Monday, September 26, 2011

Stretching the Truth

Three scenic locations in Japan have historically been considered the most beautiful sights in Japan. All three are celebrated in the country’s literature and have been rendered numerous times by artists. The first of these places is Itsukushima Shrine, specifically the giant torii, or gate built over the water located near Hiroshima. The second is Amanohashidate north of Kyoto, a pine covered sand spit stretching for two miles across Miyazu Bay, and the third is Matsushima near Sendai in northern Japan. Over the years spent in that country I visited each of these places in turn, looking each time for a fragment of the lost Japan.


A particular cluster of small islands off northern Japan’s Pacific coast have over the years been carved into various shapes by wind and waves and topped by the twisted postures of wind-bent pine trees. The islands are collectively called Matsushima and from bygone times have been described by poets and artists as the most beautiful place in Japan, one of the fabled Three Views of Japan—the three most celebrated scenic sights. I first learned of the place from the travel journals of long dead poets who made pilgrimages to such places, extolling in poems their great beauty. One of these short poems attributed to the great master Matsuo Bashô is clearly an expression of dumbstruck awe: Ah, Matsushima! / Ah-ah Matsushima! Ah! / Matsushima! Ah! I have my doubts that the poem is truly something written by Bashô, but his impression is clear in a passage from his travel record, Narrow Road to the Deep North: ‘Much praise had already been lavished upon the wonders of the islands of Matsushima. Yet if further praise is possible, I would like to say that here is the most beautiful spot in the whole country of Japan.’
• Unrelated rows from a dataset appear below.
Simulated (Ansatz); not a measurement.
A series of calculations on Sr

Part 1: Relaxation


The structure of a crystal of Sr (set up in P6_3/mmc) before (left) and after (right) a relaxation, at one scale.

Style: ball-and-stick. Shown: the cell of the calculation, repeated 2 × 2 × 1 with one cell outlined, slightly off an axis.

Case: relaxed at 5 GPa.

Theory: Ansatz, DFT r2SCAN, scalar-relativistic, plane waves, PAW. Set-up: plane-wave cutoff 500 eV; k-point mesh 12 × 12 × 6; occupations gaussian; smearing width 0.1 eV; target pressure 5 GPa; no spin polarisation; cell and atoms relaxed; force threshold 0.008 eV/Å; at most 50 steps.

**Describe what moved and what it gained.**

In the mid 1980s I finally had the chance to travel to this celebrated place, first stop on a journey following the long and meandering itinerary of Bashô and his companion Sora 300 years earlier. Leaving the urban sprawl of Tokyo behind on a clear morning in early summer, my own companion and I were filled with the excitement of seeing a place so long imagined and only seen through doubtful retouched photographs in second rate guidebooks, both longing for air not grimed by exhaust and sights untainted by power lines. I even hoped we might sleep that night in rooms overhung by the droop of pine branches rasping against weathered eaves that framed a scattering of tiny islands floating in moonlight. Some journeys start out with unrealistic invention.


Arriving in Sendai, we wasted no time outside the station, but made an immediate run for the train that would after a short run to Matsushima-Kaigan connect us with a ferry out to the islands. At the dock a veil of hazy air blocked any view of the islands and we had to make do with conjured images of what we couldn’t see. The first crack in our rainbow glasses came when we strolled out to the dock’s end, looking down at the water to see a thick pall of garbage bobbing in the water, spread thickly around the pilings. A disgusting collage of orange rinds, soft drink cans, waterlogged Band-Aids, milk cartons and the sinister addition of a black wig curling around a drowned Styrofoam head. Who could help but wonder if it was a preview of Matsushima’s coming attractions?


The ferry was crowded and caused some concern about the likelihood of finding an inn with vacant rooms. No one to blame but ourselves for letting exuberance override the practicality of reservations. In a little while we landed at what was by no stretch of the imagination a picturesque island harbor, but undaunted we hoisted backpacks and struck out for the main street visible ahead. Uninterested in staying amidst the clutter of souvenir shops and ramen restaurants, we walked past the ‘town’ area looking for a ryôkan, or inn that offered views unimpeded by commercial signboards and flashing neon. We finally did manage that, but it was a place of mundane views and barely comfortable accommodation. The first night there I sat late by the window and at one point wrote in my journal: Snores from a nearby room / sleepless I sit / gazing at the hazy moon— 次の間の / いびききこゆる / おぼろ月


The plan was for two days and nights in Matsushima before heading farther north on a zigzag route. The truth is, it was hard to fill the time with the ‘wonders of Matsushima,’ a place of ‘legendary’ beauty that turned out to be most uninteresting, a spot made ugly by the blight of modern tourism. Though we walked until exhausted, the hikes turned up little that could be called either wonderful or scenically beautiful. Sadly, the disappointment went even further in my twentieth-century eyes. I was left to ponder what it was that travelers of another age found so appealing. Had it changed so completely over the passage of years?


Leaving Matsushima, a destination beautiful only in poems and old paintings, I passed a harbor-side souvenir shop and through garish windows spied a kokeshi doll of fitting expression. Today still, the doll sits and scowls from a shelf, reminding me that guidebooks as well as poets can stretch the truth when needs suit.

1 comment:

  1. Very evocative post of a journey not fulfilled. Sort of the anticipation of an unwrapped present often being the best part. Yes, sadly, I do think the scene changed so much due to man's nasty ways. And we do depend on writers to record something at a certain point in time--be it attitudes or an untouched island.